However, on the present facts, we doubt that an instruction of common assault was required. Without restating the facts in detail, the evidence did show that defendant struck the prosecutrix with his fists after she had been sodomized by him and his companion and after his companion had hit her, with the degree of beating evidenced by blood splattered over her face and blouse. Taken in context, defendant's striking the prosecutrix is most sensibly construed as an assault with intent to do great bodily harm rather than common assault. Moreover, according to defendant, he was not guilty of any offense. He denied that he hit the prosecutrix and explained her injuries as resulting from his automobile hitting a guard rail on a bridge. On this record, defendant was either guilty of the assault submitted to the jury or he was not guilty of any offense, and no instruction on common assault was required. State v. Washington, 357 S.W.2d 92, 94-95 (Mo.1962); State v. Howard, 564 S.W.2d 71, 76-77 (Mo.App.1978).

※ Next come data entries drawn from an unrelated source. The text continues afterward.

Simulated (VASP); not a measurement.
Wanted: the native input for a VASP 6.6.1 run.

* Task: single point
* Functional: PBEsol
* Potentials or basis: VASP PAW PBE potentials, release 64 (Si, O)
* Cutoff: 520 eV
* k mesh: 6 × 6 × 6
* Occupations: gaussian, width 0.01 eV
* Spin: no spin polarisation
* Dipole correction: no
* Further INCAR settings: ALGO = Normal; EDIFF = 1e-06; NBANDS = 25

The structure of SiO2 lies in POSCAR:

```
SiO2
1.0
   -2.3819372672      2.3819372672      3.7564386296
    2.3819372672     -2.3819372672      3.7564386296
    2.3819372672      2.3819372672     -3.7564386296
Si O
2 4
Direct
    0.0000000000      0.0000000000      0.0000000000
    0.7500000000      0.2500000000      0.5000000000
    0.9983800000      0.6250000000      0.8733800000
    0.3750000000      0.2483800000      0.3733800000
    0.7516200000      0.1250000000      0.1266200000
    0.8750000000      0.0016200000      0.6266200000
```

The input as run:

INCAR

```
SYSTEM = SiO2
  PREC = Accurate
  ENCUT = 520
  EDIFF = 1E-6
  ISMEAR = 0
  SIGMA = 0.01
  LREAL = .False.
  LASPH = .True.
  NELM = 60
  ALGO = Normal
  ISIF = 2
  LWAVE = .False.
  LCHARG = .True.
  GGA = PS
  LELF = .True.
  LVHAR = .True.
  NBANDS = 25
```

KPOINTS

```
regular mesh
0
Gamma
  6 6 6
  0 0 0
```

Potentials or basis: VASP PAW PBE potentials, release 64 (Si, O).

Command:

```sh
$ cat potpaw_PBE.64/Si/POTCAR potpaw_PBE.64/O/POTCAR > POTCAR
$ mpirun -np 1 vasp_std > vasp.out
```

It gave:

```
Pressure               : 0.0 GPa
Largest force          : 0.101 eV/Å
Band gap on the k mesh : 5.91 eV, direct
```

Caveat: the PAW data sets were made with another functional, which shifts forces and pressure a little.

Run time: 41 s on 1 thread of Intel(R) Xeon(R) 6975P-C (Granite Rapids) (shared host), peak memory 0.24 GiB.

Furthermore, the plain error doctrine urged by defendant requires a showing of "manifest injustice or miscarriage of justice", Rule 27.20(c), State v. Richards, 536 S.W.2d 779, 788 (Mo.App.1976). On the facts in this case, no manifest injustice or miscarriage of justice could have been caused by the failure to instruct on common assault, even if one assumes that such an instruction was required. See State v. Seemiller, supra, at 217.

The judgment is affirmed.

DOWD, P. J., and ALDEN A. STOCKARD, Special Judge, concur.

NOTES

[1] As defined, the two exceptions are separate and distinct and not necessarily coordinate. However, we do not decide here whether they are actually separate and distinct exceptions, see State v. Cox, 508 S.W.2d 716, 722-723 (Mo.App.1974), and compare State v. Davis, 540 S.W.2d 122, 123-124 (Mo.App.1976), which, in certain fact situations, may become intertwined and made coordinate, see State v. Seemiller, 558 S.W.2d 212, 215 (Mo.App. 1977); State v. Torrence, 519 S.W.2d 360, 361 (Mo. App.1975), or whether the two exceptions are the same and the latter exception is merely a more refined and explicit statement of the former. See State v. Garrison, 342 Mo. 453, 116 S.W.2d 23, 24-25 (1938).

[2] Prior to the repeal of § 556.160 RSMo (1969), its wisdom and need had continuously been questioned by our courts, because of the existence of former § 556.220 RSMo (1969) (see present § 556.041 and § 556.046) permitting convictions of "lower degrees" of offenses and former § 556.230 RSMo (1969) (see present § 556.046) permitting convictions of "lesser and included" offenses. See, e. g., State v. McDaris, 411 S.W.2d 126, 128 (Mo.1967); State v. Baker, 276 S.W.2d 131, 134 (Mo.1955). However, the courts found no reason to nullify or ignore § 556.160 RSMo (1969), see, e. g., State v. Lacey, 20 S.W. 238, 239 (Mo.1892) and continued to apply it. State v. McDaris, supra. At times, the statute's meaning was stated to be " . . . unquestionably . . . a modification of the common law in criminal cases. . . that on an indictment for a major offense there may be a conviction for a minor, . . . provided, always, the minor is included in the major, and falls within the allegations of the indictment . . .". State v. Scott, 172 Mo. 536, 72 S.W. 897, 899 (Mo.1903); State v. Bell, 194 Mo. 264, 91 S.W. 898 (Mo.1906). This explanation is more relevant to former § 556.220 and § 556.230 than to § 556.160, and § 556.160 is perhaps better explained as a reflection of the common law merger doctrine which, as the latter statute paraphrases, precludes a defendant from being convicted of an attempt to commit an offense or an assault with intent to commit an offense if that offense has been completed. See, Perkins, Criminal Law, Ch. 6, § 3 (1969).